Original HOLC map of the city of New Orleans
Original HOLC map of the city of New Orleans

On Monday, we looked into redlining, a policy that restricted investment into neighborhoods dominated by nonwhite residents. This practice, while technically illegal today, still impacts the homeownership of people of color.

This article from Bankrate Mortgage reporter, Zach Witcher, describes in detail the history of redlining, the ways it affects us today, and proposes some steps toward undoing the effects of redlining’s legacy.

Witcher spoke to Rob Rose, former executive director of the Cook County Land Bank Authority in Chicago, who provided some perspective on ways to move away from these discriminatory practices “You’re in a system where there is a ready market of people that can access the system and can afford to access the system, but you systematically charge them more and you make it harder,” Rose said. “If you remove those barriers, how much more steam will our economy be able to pick up if you allow them equitable access?”

Rose likened the current mortgage borrowing and lending practices to the way people of color have been discriminated against in the world of professional sports.

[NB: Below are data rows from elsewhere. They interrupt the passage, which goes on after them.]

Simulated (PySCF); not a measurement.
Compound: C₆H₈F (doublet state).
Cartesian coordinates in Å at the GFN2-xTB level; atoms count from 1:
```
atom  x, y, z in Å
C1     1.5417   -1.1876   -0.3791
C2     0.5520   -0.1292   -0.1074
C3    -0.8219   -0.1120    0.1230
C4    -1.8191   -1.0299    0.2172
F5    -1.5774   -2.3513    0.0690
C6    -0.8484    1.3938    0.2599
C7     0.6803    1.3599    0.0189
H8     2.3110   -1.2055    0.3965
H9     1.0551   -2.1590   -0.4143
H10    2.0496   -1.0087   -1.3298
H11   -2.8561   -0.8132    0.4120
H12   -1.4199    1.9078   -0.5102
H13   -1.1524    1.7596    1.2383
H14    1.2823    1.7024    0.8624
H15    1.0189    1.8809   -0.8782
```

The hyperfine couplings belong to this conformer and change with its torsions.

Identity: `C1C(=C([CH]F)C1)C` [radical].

“Where we are with mortgages sort of reminds me where we were with sports 50 or 60 years ago,” Rose said. “African Americans weren’t allowed to participate in professional sports, and to the extent that we were able to break those professional barriers, sports became a richer, fuller experience for everyone.”

This interactive map shows the way the Home Owners Loan Corporation (HOLC) graded cities in the U.S on their “desirability,” after the Great Depression. The city closest to Silver City featured on the map is El Paso, Texas. Take a look at the way different areas within El Paso are graded. This map allows you to see the reasons for the different classifications (“hazardous”, “desirable,” “declining,” etc).